Everest; Hi David! I just wanted to start with a bit of background information at first. You worked on both Proteus and Panoramical in a collaborative context, but this is your first major solo game, right?

David Kanaga; Yeah, thats right, first major solo. And about past work… I guess my work was kind of divided into several categories:

1) Game collaborations and soundtrack work, like those you mentioned.
2) Solo music production / composition (see davidkanaga.bandcamp.com)
3) Group improvisation (some weirder bits of which I did with my friend Bryan Sonderman at https://ilinxgroup.bandcamp.com/)
4) “game theory”, writing, at http://wombflashforest.blogspot.com/

EP; As far as first solo projects go, a monumentally-scaled opera seems like a pretty brave choice. That being said, I know you also made liberal use of the asset store, of re-contextualized models, textures, and sounds- and I was wondering if you could talk a little about that? Were the assets an aesthetic choice? Time saver? Political?

DK; Haha right, it is a bit of a big project! But I only decided on that after feeling out how easy it was to work with the particular tools I had, when I realized I could kind of draw work out of indefinitely.

But about the asset store- you’re right, there was lots of others’ labor to learn on. It was very much a time-saver — and honestly, I think we’re talking about years or decades of saved time. The asset store makes it possible to employ a virtual AAA labor force very quickly.

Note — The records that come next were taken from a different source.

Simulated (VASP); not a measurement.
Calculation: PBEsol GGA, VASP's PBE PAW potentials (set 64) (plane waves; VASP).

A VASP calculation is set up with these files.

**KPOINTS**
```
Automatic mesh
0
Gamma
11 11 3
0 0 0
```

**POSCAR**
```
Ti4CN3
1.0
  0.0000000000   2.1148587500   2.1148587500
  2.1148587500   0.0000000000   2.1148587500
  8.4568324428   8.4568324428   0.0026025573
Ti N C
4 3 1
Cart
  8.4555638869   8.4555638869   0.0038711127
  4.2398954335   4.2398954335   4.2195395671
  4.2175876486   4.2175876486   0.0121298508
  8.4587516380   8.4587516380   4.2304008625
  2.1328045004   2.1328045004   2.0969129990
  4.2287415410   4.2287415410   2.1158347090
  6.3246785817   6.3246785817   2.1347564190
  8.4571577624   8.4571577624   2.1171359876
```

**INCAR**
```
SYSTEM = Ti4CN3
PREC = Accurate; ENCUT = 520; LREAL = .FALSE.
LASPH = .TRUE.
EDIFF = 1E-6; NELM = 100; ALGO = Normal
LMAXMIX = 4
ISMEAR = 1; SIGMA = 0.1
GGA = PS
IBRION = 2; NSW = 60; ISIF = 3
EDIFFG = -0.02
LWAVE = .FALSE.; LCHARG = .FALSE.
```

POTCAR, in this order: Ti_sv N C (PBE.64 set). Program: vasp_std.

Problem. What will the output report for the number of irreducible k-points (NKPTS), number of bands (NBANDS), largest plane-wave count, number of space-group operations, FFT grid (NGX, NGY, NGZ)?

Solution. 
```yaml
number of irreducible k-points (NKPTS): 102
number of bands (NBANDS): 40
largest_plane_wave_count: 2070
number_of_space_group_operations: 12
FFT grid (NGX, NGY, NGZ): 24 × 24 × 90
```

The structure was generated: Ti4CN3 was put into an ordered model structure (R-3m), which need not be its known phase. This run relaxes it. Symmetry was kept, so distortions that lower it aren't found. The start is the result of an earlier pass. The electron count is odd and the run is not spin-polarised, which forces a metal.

And then politically — it was ambiguous to start, but some sense of working with all of this embodied labor of others comes through, especially some sort of encounter with the “Labor Theory of Value”. This is often associated with Marxism, but has roots in economics before that, like David Ricardo, and probably beyond.. in any case, the notion that value comes from labor time embodied in the object was in the tools I was using, and wanted to celebrate that.

EP; So, from a technical side- did the tools and asset purchases precede the game? Or did they become necessary partway in?

DK; Kind of both. I spent a few months just working in Unity’s level editor, kind of playing it like the Sims, and never entering run-time. Then Fernando [Ramallo, who also did some tool scripting on the game] showed me how to hook up Ben Esposito’s “First Person Drifter”, which allowed one to run around the environments. But very quickly I craved moving between first-person and other camera perspectives, and that was the beginning of the tools development. The game really didn’t find itself before that (I don’t think any of the original scenes from pre-tools period are in the final).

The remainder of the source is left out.